EXETER MP Ben Bradshaw has defended his decision to vote in favour of UK military intervention in Syria in Parliament at a talk on the University campus on 4 December.
At an event originally organised to debate the Labour party’s campaign to remain in the EU, Bradshaw was confronted by a number of protestors angry at the 55-year old’s decision to join the Shadow Labour Foreign Secretary Hilary Benn in supporting action in Syria. Protestors, many of whom belonged to the Exeter Socialist Students society, held placards and chanted “One, two, three four, we don’t want another war” at the MP as he arrived in the Forum.
Bradshaw responded by thanking attendees and described the protest as “one of the friendliest” he had ever experienced, before explaining he voted in favour of the airstrikes due to his belief that “Daesh are a real and present threat to this country.”

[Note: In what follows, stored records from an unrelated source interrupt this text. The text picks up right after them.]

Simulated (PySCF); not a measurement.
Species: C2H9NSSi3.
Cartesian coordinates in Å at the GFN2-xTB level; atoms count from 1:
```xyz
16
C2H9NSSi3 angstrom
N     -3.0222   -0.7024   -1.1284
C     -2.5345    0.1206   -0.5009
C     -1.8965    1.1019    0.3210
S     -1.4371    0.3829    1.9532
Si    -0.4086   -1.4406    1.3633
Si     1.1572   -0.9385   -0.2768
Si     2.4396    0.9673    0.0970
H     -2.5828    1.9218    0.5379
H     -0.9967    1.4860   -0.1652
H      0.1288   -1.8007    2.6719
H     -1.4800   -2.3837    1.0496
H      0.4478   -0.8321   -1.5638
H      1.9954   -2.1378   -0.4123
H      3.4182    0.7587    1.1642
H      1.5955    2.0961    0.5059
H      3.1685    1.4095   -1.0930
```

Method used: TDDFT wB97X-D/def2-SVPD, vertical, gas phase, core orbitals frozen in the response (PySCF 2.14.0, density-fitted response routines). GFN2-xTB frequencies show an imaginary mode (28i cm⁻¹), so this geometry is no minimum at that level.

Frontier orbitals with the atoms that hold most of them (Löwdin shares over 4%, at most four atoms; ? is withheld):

“We have been in action over Iraq for the last fourteen months,” he continued, “in 1300 missions and they (The RAF) have hit 330 Daesh targets without a single civilian casualty.”
Many of the students attending the event appeared to have little desire to debate the prospect of an EU referendum, with the majority of questions focusing on Syria and the ongoing refugee crisis. On the subject of the refugee crisis, Bradshaw stated his belief that the issues were “absolutely linked” before claiming he believed the situation had been exacerbated by failure to back military action in the past:
“I was one of only four Labour MP’s to defy the whip and not vote with Ed Miliband against military action in 2013 against Assad,” he said, “If you look at what’s happened in Syria as a result of inaction… what we have had in the last four years in Syria is the worst humanitarian crisis since the second world war and the worst refugee crisis since the second world war, and this is as a direct result of a deep failing to do anything to address the situation.”
“The aim of the 60 nation coalition against Daesh is to support the moderate forces who are still there. Any further delay in giving those moderate forces that support will lead to a situation where the Syrians have a choice between Daesh and Assad and I don’t think that’s a choice that anyone in this room would want to have to live with.”
The Exeter MP also confirmed he was in favour of other forms of intervention besides military action: “We can’t just be tackling Daesh militarily it has to be cutting off the funds that support them and also the ideology.”
In responses to concerns from a Muslim student about potential rises in Islamophobia as a result of the decision, Bradshaw was defiant: “There is absolutely no place in our country for Islamophobia… it’s absolutely deplorable and it has to be condemned,” he said.
Speaking about the protests, Natasa Christofidou, President of Exeter Socialists said: “Exeter socialist students are in solidarity with all lives that are going to be lost as a result of politicians’ decisions to bomb Syria. Despite not organising the protest as a society, individual members had a vital role in holding our local MP, Ben Bradhshaw accountable for his vote.
“As a general note, when condemning a violent ideology, it’s ridiculously contradictory to condemn an organisation for their violent actions, when the UK go ahead and use similar means.”
Laura-Jane Tiley, Guild President, said: “My thanks to Ben Bradshaw for spending time with the students of his constituency. Although we strayed away from the intended topic of the EU, this was a valuable opportunity for student to express their views on Syria and I hope it proved informative for all. If anyone has further questions, I encourage students to contact Ben directly.”
A silent sit-in against the UK Parliaments decision to bomb Syria is set to take place in the Forum on Monday 7 December.